The King Is Always Above the People

By Daniel Alarcón

Longlisted for the National Book Award for Fiction

An unforgettable collection of stories from Daniel Alarcón, one of the New Yorker’s 20 best writers under 40, and one of the best storytellers of our time.

Migration. Betrayal. Family secrets. Doomed love. Uncertain futures. In Daniel Alarcón’s hands, these are transformed into deeply human stories with high stakes.

In ‘The Thousands’, people are on the move and forging new paths; hope and heartbreak abound. A man deals with the fallout of his blind relatives’ mysterious deaths and his father’s mental breakdown and incarceration in ‘The Bridge’. A gang member discovers a way to forgiveness and redemption through the haze of violence and trauma in ‘The Ballad of Rocky Rontal’. And in the tour de force novella, ‘The Auroras’, a man severs himself from his old life and seeks to make a new one in a new city, only to find himself seduced and controlled by a powerful woman.

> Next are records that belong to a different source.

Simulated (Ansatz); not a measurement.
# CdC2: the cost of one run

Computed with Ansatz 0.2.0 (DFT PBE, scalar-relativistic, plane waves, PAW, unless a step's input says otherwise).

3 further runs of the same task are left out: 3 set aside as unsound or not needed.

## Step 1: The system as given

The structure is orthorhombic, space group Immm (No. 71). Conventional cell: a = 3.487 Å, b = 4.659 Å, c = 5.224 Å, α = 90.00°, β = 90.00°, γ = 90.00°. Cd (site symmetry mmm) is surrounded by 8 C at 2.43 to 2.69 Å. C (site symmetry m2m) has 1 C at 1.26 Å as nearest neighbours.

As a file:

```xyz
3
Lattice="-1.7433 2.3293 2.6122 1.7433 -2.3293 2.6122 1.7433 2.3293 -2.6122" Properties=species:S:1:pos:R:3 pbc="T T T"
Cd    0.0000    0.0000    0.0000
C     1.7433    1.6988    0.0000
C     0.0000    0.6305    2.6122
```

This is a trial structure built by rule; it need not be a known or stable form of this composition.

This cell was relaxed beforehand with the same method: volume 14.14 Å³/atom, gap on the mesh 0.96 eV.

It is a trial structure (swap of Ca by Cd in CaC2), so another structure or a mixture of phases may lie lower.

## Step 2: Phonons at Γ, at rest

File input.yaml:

Richly drawn, full of unforgettable characters, The King is Always Above the People reveals experiences both unsettling and unknown, and yet eerily familiar in this new world.

Format: Paperback
Release Date: 22 Feb 2018
Pages: 256
ISBN: 978-0-00-751736-7
Daniel Alarcón was born in Lima, Peru, in 1977 and raised in Birmingham, Alabama. His collection of short stories, ‘War By Candlelight’, was published in 2005 to great acclaim, and was followed by a novel, ‘Lost City Radio’, in 2007. His writing has appeared in ‘McSweeney’s’, ‘n+1’, and ‘Harper’s’, and he has been named one of the 20 best writers under 40 by the ‘New Yorker. He lives in Oakland, California. ‘At Night We Walk in Circles’ is his second novel.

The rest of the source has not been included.